Speaking with aggrieved parties, interviewing third parties, summarizing interviews into précis, appearing in court, writing legal documents for submission, secretarial functions, negotiating settlements, and so on are all different skill sets. A large firm can specialize, so they have specialists doing their particular specialty full-time. That is the advantage of big.
Does that advantage stack up enough to overcome the advantage of having a single person with the overview of all the details of the case? Maybe it does, maybe it doesn’t, but either way it is an empirical question, not a matter of taste. I would expect the well-organized large firm to have the advantage, because it is usually the case in other economic activities that specialization and coordination beats individual customization, but I don’t have the data to substantiate that speculation.
Of course, if a “large law firm” is simply fifteen lawyers who pool their secretarial functions and shuffle the drudgery off on interns, then you probably are better off with a small law firm. Any firm that is that bad at organizing will likely be bad at other things as well.
but I don’t have the data to substantiate that speculation.

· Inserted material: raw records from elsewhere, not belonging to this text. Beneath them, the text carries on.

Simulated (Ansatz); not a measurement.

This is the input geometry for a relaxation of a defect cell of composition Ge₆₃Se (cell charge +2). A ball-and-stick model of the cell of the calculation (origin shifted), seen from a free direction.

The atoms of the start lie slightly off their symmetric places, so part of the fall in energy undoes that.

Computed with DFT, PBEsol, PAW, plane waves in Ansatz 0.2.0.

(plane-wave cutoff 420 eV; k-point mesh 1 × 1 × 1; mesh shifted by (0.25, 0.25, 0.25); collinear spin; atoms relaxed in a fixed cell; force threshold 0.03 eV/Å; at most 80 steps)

Nor will you ever, since the quality of legal services that we are discussing is beyond the capability of empirical testing. One small firm can kick the ass of a big firm if the big firm isn’t communicating properly. And good communication is easier said than done.
That seems like an extraordinary claim. Surely it should be possible to put together statistics for things like percentage of litigated cases won, litigation wins per dollar billed, compensation received per dollar of fees, percentage of cases where the client is satisfied with the result. Those are just the ones I can think of off the top of my head; I’m sure an actual lawyer can come up with more (and more relevant) success measures.
Of course, KPIs like the above are not the first and final word on performance – if nothing else, KPIs can be gamed by people whose customers or bosses take them too seriously. So I’d not want to do an actual ranking of firms based on this type of metrics, but it ought to be possible to at least establish whether big and small firms are playing in the same ballpark.
Maybe I’m wrong here, both about how measurable “success” is in the field of law and how closely the practice of law follows the usual economics of specialization and industrialization. Such fields do exist, after all. But they are not the usual case.